Selenium Spider Integration


Selenium Spider Integration

Introduction to Selenium

Seleniumopen in new window is a tool primarily used for web application testing, but it can also be used to write web scrapers. Unlike traditional HTTP request libraries (such as Requests), Selenium allows you to simulate browser behavior and automate the browser to gather data. This is particularly useful for scraping dynamic web pages that require JavaScript rendering.

Integrating Selenium Spider in Crawlab

Below, we will explain how to integrate a Selenium spider into Crawlab and display the scraping results in the Crawlab frontend interface. We will demonstrate the process using the example of scraping 36kr (36氪) website.

Creating the Spider

In the Crawlab spider list, create a spider named "36kr" with the execution command python main.py.

Editing the Spider File

Create and open the main.py file and enter the following content:

from selenium import webdriver
from selenium.webdriver.chrome.options import Options
from selenium.webdriver.common.by import By
from crawlab import save_item

# create web driver with chrome
chrome_options = Options()
chrome_options.add_argument('--headless')
chrome_options.add_argument('--no-sandbox')
chrome_options.add_argument('--disable-dev-shm-usage')
browser = webdriver.Chrome(options=chrome_options)

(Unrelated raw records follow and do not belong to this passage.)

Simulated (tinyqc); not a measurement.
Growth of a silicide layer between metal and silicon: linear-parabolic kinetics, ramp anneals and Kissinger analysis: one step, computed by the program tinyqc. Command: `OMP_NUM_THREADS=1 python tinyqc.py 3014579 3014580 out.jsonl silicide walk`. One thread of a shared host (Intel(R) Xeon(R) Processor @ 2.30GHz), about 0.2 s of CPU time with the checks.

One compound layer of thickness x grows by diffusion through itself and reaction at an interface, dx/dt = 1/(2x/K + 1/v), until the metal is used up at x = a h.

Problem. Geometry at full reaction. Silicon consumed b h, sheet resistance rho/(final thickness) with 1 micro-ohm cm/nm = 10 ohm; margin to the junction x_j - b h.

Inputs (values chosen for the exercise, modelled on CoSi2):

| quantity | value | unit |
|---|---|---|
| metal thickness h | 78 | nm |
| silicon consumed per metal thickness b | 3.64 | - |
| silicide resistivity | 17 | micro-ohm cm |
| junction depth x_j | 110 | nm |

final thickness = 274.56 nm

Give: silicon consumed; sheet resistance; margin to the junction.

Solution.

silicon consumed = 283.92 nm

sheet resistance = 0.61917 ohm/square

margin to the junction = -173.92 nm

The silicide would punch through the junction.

# navigate to the news list page
browser.get('https://36kr.com/information/web_news/')

# get article items
items = browser.find_elements(by=By.CSS_SELECTOR, value='.information-flow-list > .information-flow-item')

# iterate through items
for item in items:
    # extract fields
    el_title = item.find_element(by=By.CSS_SELECTOR, value='.article-item-title')
    title = el_title.text
    url = el_title.get_attribute('href')
    topic = item.find_element(by=By.CSS_SELECTOR, value='.kr-flow-bar-motif > a').text
    description = item.find_element(by=By.CSS_SELECTOR, value='.article-item-description').text
    try:
        pic_url = item.find_element(by=By.CSS_SELECTOR, value='.article-item-pic > img').get_attribute('src')
    except:
        pic_url = None

    # save to Crawlab
    save_item({
        'title': title,
        'url': url,
        'topic': topic,
        'description': description,
        'pic_url': pic_url,
    })

In this code, we define the chrome_options for the Chrome browser and include the following important parameters:

Note

These parameters are crucial; otherwise, the script may not run correctly in Crawlab!

chrome_options.add_argument('--headless')
chrome_options.add_argument('--no-sandbox')
chrome_options.add_argument('--disable-dev-shm-usage')

Finally, we use the save_item method from the Crawlab SDK to save the scraping results obtained by the web scraper.

Running the Spider

Run the "36kr" spider in Crawlab to obtain the scraping results.